As with many families, the Hemingways enjoyed their meals and valued them as an important part of life. They shared their dinners frequently with family and friends, turning the meals into events. The children learned to work for their meals, but often were given treats on special occasions. During their summers in northern Michigan, the Hemingways learned to hunt and grow their own food, as well as to prepare it. Because of this, Michigan summers for Ernest Hemingway and his family were rich in every meaning of the word: smells, companions, experiences and tastes.

Preparing for the Cottage:

For the Hemingways, vacationing in Northern Michigan every summer was a great treat. They prepared for their trip ahead of time: Dr. Clarence Hemingway, Ernest Hemingway’s father, created shopping lists every year composed of staples like flour, sugar, slab bacon, chocolate, spices, ham, candy, cocoa and cookies. He ordered all of these items from the Montgomery Ward catalogue and had them delivered to the family cottage, Windemere, on the eastern shore of Walloon Lake. Sunny, Ernest’s younger sister, remembered in her memoirs having the choice of peppermints or marshmallows and receiving rewards of candy for jobs well done (Hemingway Miller, 21). Gingersnaps, in particular, were a favorite among the children.

Kitchen/Cooking Set Up:

The kitchen in Windemere included a wood burning stove with range, and a pump that brought fresh well water right into the kitchen. Family meals were very important to the Hemingways, especially to Dr. Hemingway. After Ursula, the Hemingway’s third child, was born, the family added an entire kitchen wing to the cottage. This wing included a screened in dining area, big enough for all of the family to get together and share a meal (Federspiel).

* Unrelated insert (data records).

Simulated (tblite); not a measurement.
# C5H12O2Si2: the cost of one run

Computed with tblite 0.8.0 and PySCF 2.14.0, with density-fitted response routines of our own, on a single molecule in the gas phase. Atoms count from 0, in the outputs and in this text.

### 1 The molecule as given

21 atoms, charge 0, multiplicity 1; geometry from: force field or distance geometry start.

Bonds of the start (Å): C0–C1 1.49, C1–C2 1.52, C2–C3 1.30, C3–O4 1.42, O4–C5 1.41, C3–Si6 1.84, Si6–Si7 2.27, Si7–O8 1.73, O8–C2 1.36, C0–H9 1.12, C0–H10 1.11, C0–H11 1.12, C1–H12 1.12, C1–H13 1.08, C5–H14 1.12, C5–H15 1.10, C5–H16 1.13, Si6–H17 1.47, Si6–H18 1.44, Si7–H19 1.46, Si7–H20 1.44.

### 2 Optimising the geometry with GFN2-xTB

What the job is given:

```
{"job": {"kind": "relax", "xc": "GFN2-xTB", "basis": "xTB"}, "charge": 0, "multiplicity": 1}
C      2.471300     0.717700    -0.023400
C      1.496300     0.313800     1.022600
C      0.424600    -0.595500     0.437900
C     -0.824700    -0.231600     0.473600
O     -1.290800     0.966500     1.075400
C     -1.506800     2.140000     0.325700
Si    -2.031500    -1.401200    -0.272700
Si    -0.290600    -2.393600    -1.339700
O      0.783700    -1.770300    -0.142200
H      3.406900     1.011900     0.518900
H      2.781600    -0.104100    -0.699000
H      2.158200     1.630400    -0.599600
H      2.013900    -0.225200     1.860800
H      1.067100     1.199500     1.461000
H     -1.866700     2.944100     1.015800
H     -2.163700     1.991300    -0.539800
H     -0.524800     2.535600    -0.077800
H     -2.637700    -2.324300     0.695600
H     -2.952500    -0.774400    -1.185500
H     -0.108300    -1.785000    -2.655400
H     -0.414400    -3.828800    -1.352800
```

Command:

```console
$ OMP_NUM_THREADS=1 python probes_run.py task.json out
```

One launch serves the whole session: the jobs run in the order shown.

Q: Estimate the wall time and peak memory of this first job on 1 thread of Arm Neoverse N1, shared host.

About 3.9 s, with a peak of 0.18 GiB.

To keep the perishables from perishing, the Hemingways built an icehouse across the lake from Windemere. Harold Sumner, a neighbor, stocked the icehouse during the winter with ice cut from Walloon Lake. In the summer, Ernest and his family brought that ice across the lake to Windemere for use in an icebox kept under the trees.

Ernest’s Father on Food:  

Dr. Hemingway thought that food could fix almost everything. He loved to cook; in fact, he once prided himself on making his family happy by baking multiple blueberry pies in a single morning (Mellow, 39). He soaked cucumbers in brine to make pickles for his family, made pancakes and often took over for the family’s cooks (Hemingway Miller, 65). Dr. Hemingway also cared about nutrition. He fed his children fresh vegetables and meat broths when they were still babies and insisted that anything not eaten the night before had to be consumed at breakfast the next day (Mellow, 13).

Ernest’s Father on Self-Sufficiency and its Impact on Ernest Throughout his Life:

Ernest’s sister Marcelline said that her father often exhibited “pioneer resourcefulness” (Redd Griffin). One time when the family was running low on supplies, Dr. Hemingway, whom the children called Ed after his middle name, Edward, shot partridge and squirrels and made biscuits, fried game and blackberry pie (Redd Griffin). This pioneer mentality, in part, created Ernest’s love of fishing and the outdoors.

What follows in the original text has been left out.